May I ask how you reached this insight? What field do you work in?

platz · on July 17, 2017

classic statistics is much more interested in the explanatory power of models to describe phenomena.

ML is mainly interested in prediction (correlation instead of causation), typically over some data that just fell in your lap.

gaius · on July 17, 2017

In a sense Data Science is like the Cult of the MBA. MBAs believe a trained manager can manage anything because management skills are generic. A data scientist believes they can analyse anything because analysis is generic. Both fail in the real world because they discount domain knowledge.

banned1 · on July 17, 2017

Is there a field that does not discount domain knowledge? Or is that just "judgment" and custom analysis? I am trying to understand how all fields map together. Thank you.

sgt101 · on July 17, 2017

The divisions are very confused. I think that sensible people all wish to use domain knowledge if possible. There are two tiers of this, firstly the use of domain knowledge in the manual or procedural construction of the insight system. Secondly the use of formalised knowledge in the creation of models that can then be fused with data.
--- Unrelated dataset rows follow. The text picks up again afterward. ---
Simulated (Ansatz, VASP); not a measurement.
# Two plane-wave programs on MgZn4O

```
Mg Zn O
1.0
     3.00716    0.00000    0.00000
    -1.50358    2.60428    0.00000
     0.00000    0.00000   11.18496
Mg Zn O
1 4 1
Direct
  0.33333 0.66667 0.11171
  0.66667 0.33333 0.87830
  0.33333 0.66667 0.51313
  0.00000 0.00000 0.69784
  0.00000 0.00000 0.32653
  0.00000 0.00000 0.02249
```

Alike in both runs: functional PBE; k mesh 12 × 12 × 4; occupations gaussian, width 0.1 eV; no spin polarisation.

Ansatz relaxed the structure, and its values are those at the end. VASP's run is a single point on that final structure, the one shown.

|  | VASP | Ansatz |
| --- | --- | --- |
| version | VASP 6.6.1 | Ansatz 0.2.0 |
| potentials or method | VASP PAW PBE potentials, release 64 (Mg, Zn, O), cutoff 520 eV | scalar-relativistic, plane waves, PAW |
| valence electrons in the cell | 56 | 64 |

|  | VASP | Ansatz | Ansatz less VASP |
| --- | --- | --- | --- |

The first case is where data science has got a bad name; people swing into domains and companies full of cocksure ideas, produce insights that are risible or obvious and get ejected. Sometimes it takes years for sufficient knowledge to be acquired by analysts to deal with difficult domains.

Lots of people use Bayesian inference to do the second. Tools like Stan and PyMC3 are really popular and effective.

sgt101 · on July 17, 2017

I simply don't recognise that characterisation of ML. I think that "data driven AI" fits far better. ML emerged in a number of ways over the years, but a strong driver of the last iteration was the knowledge engineering bottleneck encountered in fifth generation computing and surrounding the demise of the last turing center.

I invite you to read Chris Bishop's or Stephen Muggleton's books.

Anyone who works with data will find it hard to imagine data that "fell into your lap", all the data I've ever used successfully required slogging and grinding.

platz · on July 17, 2017

data that "fell into your lap" is a euphemism for a process in which the data was not generated by a controlled experiment in which a hypothesis is created first, and then the data is gathered according to a procedure using the proper controls and testing.

"fell into your lap" has nothing to do with how hard the work is, it's about the difference between a controlled experiment and an observational study. the bulk of ML is observational in nature (focusing on prediction) and therefore has nothing to say about causation or understanding the causal variables of the underlying reality.

sgt101 · on July 18, 2017

Yes, it's observational data. But this is quite common in many sciences. Observations of stella events, measurements of ecosystems and weather events for example. These have lead to theories with explanatory power and machine learning tools can and do as well.

One big deal is applications to dynamic domains.